No child seamlessly follows the same career path of their parents without being compared, but Vieux Farka Touré continues to establish himself as a reputable artist independent of his ubiquitous surname. As the son of Mali blue’s great Ali Farka Touré who was considered by some as “the African John Lee Hooker” for his entrancing guitar rhythms and style, Vieux made a name for himself in 2006 with his self-titled debut album. Like his father, Vieux’s music is rooted in the natural connection between African and American blues, but unsurprisingly for a self-proclaimed fan of Wilco, Dirty Projectors and Skatallites, his music moves further by incorporating contemporary styles of reggae, dub, and rock.

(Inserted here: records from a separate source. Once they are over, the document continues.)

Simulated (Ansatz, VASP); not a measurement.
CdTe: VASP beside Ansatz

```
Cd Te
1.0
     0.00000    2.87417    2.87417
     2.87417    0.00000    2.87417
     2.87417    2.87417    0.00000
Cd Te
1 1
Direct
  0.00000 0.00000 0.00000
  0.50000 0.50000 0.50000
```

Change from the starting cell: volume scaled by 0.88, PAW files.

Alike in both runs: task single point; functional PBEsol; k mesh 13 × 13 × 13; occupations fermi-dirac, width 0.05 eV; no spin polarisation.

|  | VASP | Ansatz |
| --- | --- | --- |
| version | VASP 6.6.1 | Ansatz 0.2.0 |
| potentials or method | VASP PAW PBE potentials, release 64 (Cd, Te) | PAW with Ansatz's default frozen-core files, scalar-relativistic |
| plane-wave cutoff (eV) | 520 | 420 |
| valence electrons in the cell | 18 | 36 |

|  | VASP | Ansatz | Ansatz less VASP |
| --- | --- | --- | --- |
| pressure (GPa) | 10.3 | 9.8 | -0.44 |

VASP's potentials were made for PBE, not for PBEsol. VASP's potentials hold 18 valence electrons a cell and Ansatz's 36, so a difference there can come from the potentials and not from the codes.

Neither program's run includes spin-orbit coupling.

The term “world music” can be loosely defined, especially in regards to African music, as Africa is argued as the birthplace for most contemporary styles. Accordingly it is difficult to label Vieux’s new album Fondo as it combines essential Malian blues with other contemporary forms. With “Fafa,” the first track on the album, Vieux quickly roots himself in the Malian blue’s style, with enthralling pentatonic guitar riffs which his father mastered. Yet where “Fafa” feels familiar, “Sarama” moves into new ground with a quick percussive tempo that resonates like “western” rock. On the aptly titled “Slow Jam,” the song moves coolly with the instrumentation, furthering distancing himself from his father whose vocals would typically been center point.
With Fondo, Vieux plays with an elegance that is reminiscent of his father, while also successfully creating a style uniquely his. While some of the Marley’s live off their surname, creating music that lacks artistic talent, with another successful album Vieux establishes himself as a true contemporary talent with a promising future.